Fr.K.S.Gnana Jyoti, Tiruvannamalai, India
Lent is a time of preparation. During this season, the Church asks us to ready ourselves for the celebration of the central event of human history, the point around which everything else turns: the passion, death and resurrection of Jesus Christ. The word, “lent “comes from “Lenton”, the Old English word for spring. As spring anticipates summer, so does the season of Lent look forward to the Easter season. The two are intimately related. Lent makes no sense without Easter. If Jesus never rose from the dead, there would be no reason to prepare ourselves for the season of the Empty Tomb.
The Spirit of God drives Jesus out into the desert for forty days and forty nights. According to Mark’s Gospel, this happened immediately after Jesus’ baptism by John in the Jordan, when the Spirit descended upon him in the form of a dove and a voice came from the heavens saying: “You are my beloved Son. On you my favour rests.” This same Spirit drove Jesus into the desert among the wild beasts for forty days and forty nights to be tempted by Satan and ministered to by Angels. His time in the desert was meant to ready him for his public ministry.

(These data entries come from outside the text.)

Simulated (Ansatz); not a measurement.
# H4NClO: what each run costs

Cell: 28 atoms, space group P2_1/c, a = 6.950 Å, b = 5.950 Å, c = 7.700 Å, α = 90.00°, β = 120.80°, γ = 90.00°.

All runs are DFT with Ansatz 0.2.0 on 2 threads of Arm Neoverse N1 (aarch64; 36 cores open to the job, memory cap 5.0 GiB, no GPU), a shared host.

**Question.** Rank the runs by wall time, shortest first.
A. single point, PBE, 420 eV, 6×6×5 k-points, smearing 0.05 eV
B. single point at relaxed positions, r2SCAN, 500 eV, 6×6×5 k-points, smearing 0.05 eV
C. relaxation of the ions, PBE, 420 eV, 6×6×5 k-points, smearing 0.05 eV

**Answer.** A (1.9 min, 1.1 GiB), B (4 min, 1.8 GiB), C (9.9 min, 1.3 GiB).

The number forty is significant in the Scripture. During the time of Noah and the flood, it rained for forty days and forty nights. Moses spent forty days and forty nights at Mount Sinai receiving the Law. The Jews wandered in the desert for forty years. Elijah walked for forty days and forty nights to reach Mount Horeb. Jesus’ spending forty days and forty nights in the desert tells us that his message flows from and is in continuity with the great events of salvation history. It tells that Jesus stands in the great line of Moses, Elijah and all the prophets, culminating on the ministry of the Baptizer himself.
Jesus’ message is simple and straightforward; “This is the time of fulfillment. The kingdom of God is at hand. Repent and believe in the Gospel.” It was in the desert that this message crystallized in his mind. Only after he overcame every sort of temptation thrown at him by Satan, was he able to see with clarity the message His Father in heaven was asking Him to preach. The Kingdom of God was at hand, because Jesus, the beloved Son of God, was in their midst.
Jesus said “no” to temptation but was able to say “yes” in Gethsemane because He desired to do His Father’s Will.
Lent shows us that when we desire God’s Will we will always make the right choices. It is this desire to do God’s Will that will change us forever. It’s the magic of Lent. If we must give up something, let’s give up who we have been for who we can become.
A few years ago, an Italian newspaper carried a story about a young couple in Milan who seemed particularly devoted in their worship. The couple spent an hour or more on a regular basis sitting before a statue of the Blessed Virgin Mary. The priest who noticed them assumed they were praying very devotedly. But it turned out, that this young couple was recharging their cell phone. They had noticed an electrical socket behind the statue of the Virgin Mary. Whenever their phone’s power supply dwindled, the young people came to the church and re-charged it from the cable behind the statue.
How are we going to re-charge our spiritual life during this Lent? Let’s be sincere. We will be happy during Easter.